How is your garden centre becoming more green?

- Reinhard Biehler, proprietor, Baytree Nurseries & Garden Centre

"We recycle everything. We make our own compost as well and take trees from other people to chip and make compost with.

"We want to make customers more aware about being green as well. I'm German - Germany has been green for years and we are very much that way at Baytree. But this is not yet a commercial opportunity. It's a bit early. It's the same with peat-free compost, which has been going for years. People are getting more into it but it's a slog.

"We ran a competition with the local council two years ago for customers who made their own compost to win a greenhouse, which went very well. And we show schoolchildren how to make cuttings and recycle."

- Derek Bunker, owner, Alton Garden Centre

"We're rebuilding and all new work is of better environmental quality than the old building, which makes us more efficient. We've also got things like lights that switch off when they get too bright.

"We're giving customers biodegradable bags and also have our own-brand reusable bag. We're putting in a full range of organic products from Scotts, which has gone organic in a big way. We can't be sure there's a huge market. It's about demand - if the demand for green products rises it will bring prices down. We don't want to be pioneers and be paying for others."

- Mike Burks, chief executive, The Gardens Group

"We recycle cardboard and plastics, and send as many packing trays back to suppliers as possible.

"We run schemes offering second-hand pots for free and donate empty pots to school gardens. All bottles and newspapers go for recycling. Any unwanted metal stands are sent for scrap.

"We're finding that it's cheaper to recycle plastics and cardboard than send off for waste collection. At Poundbury we recycle rainwater and heat the centre with waste pallets. All the sites are working with schools to develop gardens and encourage them to become involved. We're also offering talks on various environmental issues and showing how gardening can offer solutions."

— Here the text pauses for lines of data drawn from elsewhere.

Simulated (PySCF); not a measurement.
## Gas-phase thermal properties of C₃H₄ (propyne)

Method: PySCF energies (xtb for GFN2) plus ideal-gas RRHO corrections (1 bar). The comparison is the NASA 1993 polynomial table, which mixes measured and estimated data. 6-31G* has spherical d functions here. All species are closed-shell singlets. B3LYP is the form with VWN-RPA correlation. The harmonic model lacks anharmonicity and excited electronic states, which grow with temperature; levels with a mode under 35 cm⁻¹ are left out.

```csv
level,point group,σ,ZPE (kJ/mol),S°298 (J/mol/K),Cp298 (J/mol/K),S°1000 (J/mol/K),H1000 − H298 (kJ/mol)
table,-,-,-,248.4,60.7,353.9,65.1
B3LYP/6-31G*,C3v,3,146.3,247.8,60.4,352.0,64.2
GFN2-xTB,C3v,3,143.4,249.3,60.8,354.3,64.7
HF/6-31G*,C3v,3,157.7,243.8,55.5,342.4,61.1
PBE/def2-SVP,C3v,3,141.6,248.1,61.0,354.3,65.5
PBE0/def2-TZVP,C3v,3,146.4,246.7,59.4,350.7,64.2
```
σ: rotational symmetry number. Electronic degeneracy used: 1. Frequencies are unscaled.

- Jamie Malcolm, co-founder, Shoots

"It's something we're working on. We have a cardboard recycling baling machine at our Stanmore centre and we can encourage customers to garden environmentally.

"A big part of our push this year is organic gardening. Customers feel good about using organic products. And we launched our Green Club with Charlie Dimmock. The local council chose us to launch it as a West Sussex initiative because they felt we fitted better than high-street stores. It went incredibly well. Your membership gets you special discount, events, newsletters and eco-friendly gardening advice."